Both the U.S. government (via executive order) and the State of California recently passed legislation directly relating to human trafficking. More countries are becoming aware of the threat of human trafficking and are creating environments that identify and even prosecute violations.
Human trafficking and the outcomes of this horrible practice will find fewer and fewer places of harbor. The United Nations has made the prevention of human trafficking a top priority and every day businesses and managers engaged in this practice are discovered, fined, or prosecuted.
- Trends in globalization have increased exposure of companies to victims of human trafficking.

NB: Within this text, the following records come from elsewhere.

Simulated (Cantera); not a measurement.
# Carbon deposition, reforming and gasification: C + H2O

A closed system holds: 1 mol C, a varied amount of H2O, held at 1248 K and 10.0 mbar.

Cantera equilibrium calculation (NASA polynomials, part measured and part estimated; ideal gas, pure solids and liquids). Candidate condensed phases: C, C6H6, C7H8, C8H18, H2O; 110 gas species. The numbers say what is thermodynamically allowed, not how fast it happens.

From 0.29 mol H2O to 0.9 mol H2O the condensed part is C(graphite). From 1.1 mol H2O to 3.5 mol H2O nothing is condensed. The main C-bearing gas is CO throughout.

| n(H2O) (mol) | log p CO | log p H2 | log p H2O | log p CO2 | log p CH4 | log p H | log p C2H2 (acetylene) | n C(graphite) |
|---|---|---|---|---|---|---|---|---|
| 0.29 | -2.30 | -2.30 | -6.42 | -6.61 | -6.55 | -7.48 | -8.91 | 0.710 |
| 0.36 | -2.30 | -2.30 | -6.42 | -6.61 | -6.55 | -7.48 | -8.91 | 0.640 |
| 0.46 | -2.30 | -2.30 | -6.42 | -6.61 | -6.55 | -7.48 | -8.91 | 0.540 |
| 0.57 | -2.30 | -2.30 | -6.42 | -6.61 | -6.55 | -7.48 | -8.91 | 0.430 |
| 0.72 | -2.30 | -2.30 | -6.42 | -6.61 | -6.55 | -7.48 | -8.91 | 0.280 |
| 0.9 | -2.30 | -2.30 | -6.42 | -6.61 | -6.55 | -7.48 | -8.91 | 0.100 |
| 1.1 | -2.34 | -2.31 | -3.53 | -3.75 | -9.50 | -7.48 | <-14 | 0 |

Globalization has created an environment where supply channels, financial resources, markets, and opportunities can be found worldwide. Unfortunately, globalization has also created unprecedented exposure to labor pools that may be comprised of human trafficking victims.
- Exploitative working conditions are not ignored by the media, law enforcement, shareholders or investors.
Just search the Internet for "human trafficking" and businesses and the stories begin to pour forth. You've also heard the stories of major companies, clothing lines and manufacturers who were discovered with human trafficking victims in their operations.
Publicity of this type negatively reflects on the customer population. Investors, shareholders, and board of directors often react negatively to such practices.
- Human trafficking is one of the most severe violations of human rights.
Slavery in today's society. What more needs to be said? Victims are provided to companies to work in environments and conditions so harsh that they would leave if they possibly could, but they cannot.
They are forced to work to pay off fees related to their procurement, fees that would take years to and, in some cases, can never be paid off. Prisoners, adults or children are compelled to work, with no or little pay, and for so many hours in a week there is little time for health or hygiene.
People are locked inside of workplaces, stripped of their identity documents and are not free to leave. These are just some of the types of human rights violations that emanate from human trafficking.